2. The automatic cleaning type continuous mixing and stirring system for polymerization inhibitors as described in claim 1, characterized in that, The cleaning component (3) includes a rotating bar (31), a scraper (32) disposed on the rotating bar (31), and a rubber strip (33) for scraping impurities from the inner wall of the tank (1); the rotating bar (31) rotates within the first groove (11); the scraper (32) is arranged in a circumferential array on the rotating bar (31); the scraper (32) is L-shaped; and the rubber strip (33) corresponds to the outer wall of the scraper (32).

3. The automatic cleaning type continuous mixing and stirring system for polymerization inhibitors as described in claim 2, characterized in that, A buffer block (34) is provided between the scraper (32) and the rubber strip (33); when the rubber strip (33) encounters a hard impurity, the rubber strip (33) avoids the hard impurity through the buffer block (34), thereby preventing the rubber strip (33) from being damaged.

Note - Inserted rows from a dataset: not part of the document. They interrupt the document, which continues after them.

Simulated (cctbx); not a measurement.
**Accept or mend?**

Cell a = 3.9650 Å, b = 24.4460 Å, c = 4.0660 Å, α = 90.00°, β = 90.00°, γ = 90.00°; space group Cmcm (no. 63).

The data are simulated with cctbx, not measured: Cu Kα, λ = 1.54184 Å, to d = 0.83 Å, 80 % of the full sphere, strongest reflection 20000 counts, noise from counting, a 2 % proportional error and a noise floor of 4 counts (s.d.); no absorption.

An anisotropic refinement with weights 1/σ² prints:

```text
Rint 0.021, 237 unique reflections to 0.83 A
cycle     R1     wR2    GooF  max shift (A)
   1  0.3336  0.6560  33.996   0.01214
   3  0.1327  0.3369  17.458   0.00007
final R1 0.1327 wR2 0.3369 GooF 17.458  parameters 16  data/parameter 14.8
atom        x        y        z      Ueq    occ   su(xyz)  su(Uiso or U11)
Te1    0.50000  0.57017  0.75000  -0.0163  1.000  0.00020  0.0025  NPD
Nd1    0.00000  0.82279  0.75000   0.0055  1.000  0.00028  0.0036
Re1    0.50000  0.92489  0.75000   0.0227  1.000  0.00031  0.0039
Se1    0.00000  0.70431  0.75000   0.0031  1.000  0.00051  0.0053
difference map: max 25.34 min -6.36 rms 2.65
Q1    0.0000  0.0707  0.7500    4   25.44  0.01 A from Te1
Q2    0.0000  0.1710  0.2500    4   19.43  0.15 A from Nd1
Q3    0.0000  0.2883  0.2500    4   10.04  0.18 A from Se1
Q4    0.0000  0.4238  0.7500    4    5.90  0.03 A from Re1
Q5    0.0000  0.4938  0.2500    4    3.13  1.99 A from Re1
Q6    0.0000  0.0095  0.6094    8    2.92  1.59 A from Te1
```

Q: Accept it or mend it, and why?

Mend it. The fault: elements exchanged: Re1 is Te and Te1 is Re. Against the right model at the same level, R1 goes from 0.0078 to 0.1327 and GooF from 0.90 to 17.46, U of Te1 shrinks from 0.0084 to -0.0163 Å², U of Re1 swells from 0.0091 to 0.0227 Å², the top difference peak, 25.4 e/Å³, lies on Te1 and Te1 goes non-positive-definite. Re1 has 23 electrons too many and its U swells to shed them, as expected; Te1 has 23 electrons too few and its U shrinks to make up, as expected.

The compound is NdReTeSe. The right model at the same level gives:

4. The automatic cleaning type continuous mixing and stirring system for polymerization inhibitors as described in claim 2, characterized in that, The rubber strip (33) is provided with pressure strips (35) to increase friction; the pressure strips (35) are arranged in an array of several and the pressure strips (35) are parallel to the rotation axis; the pressure strips (35) are semi-circular.

5. The automatic cleaning type continuous mixing and stirring system for polymerization inhibitors as described in claim 2, characterized in that, A rack (36) is provided on the side wall of the rotating bar (31); the rack (36) covers the rotating bar (31); a gear (41) is provided on the working end of the rotating component (4); a second groove (12) is opened on the side wall of the first groove (11); the gear (41) is embedded in the second groove (12); the gear (41) meshes with the rack (36); the rotating component (4) drives the gear (41) to rotate, thereby driving the rubber strip (33) to fit against the inner side wall of the tank (1) and cleaning the inner side wall of the tank (1).

6. The automatic cleaning type continuous mixing and stirring system for polymerization inhibitors as described in claim 2, characterized in that, Each set of scraper strips (32) is provided with a nozzle (37) at the top; the nozzles (37) are provided on both sides of the scraper strips (32); the nozzles (37) face the space between the rubber strip (33) and the inner wall of the tank (1).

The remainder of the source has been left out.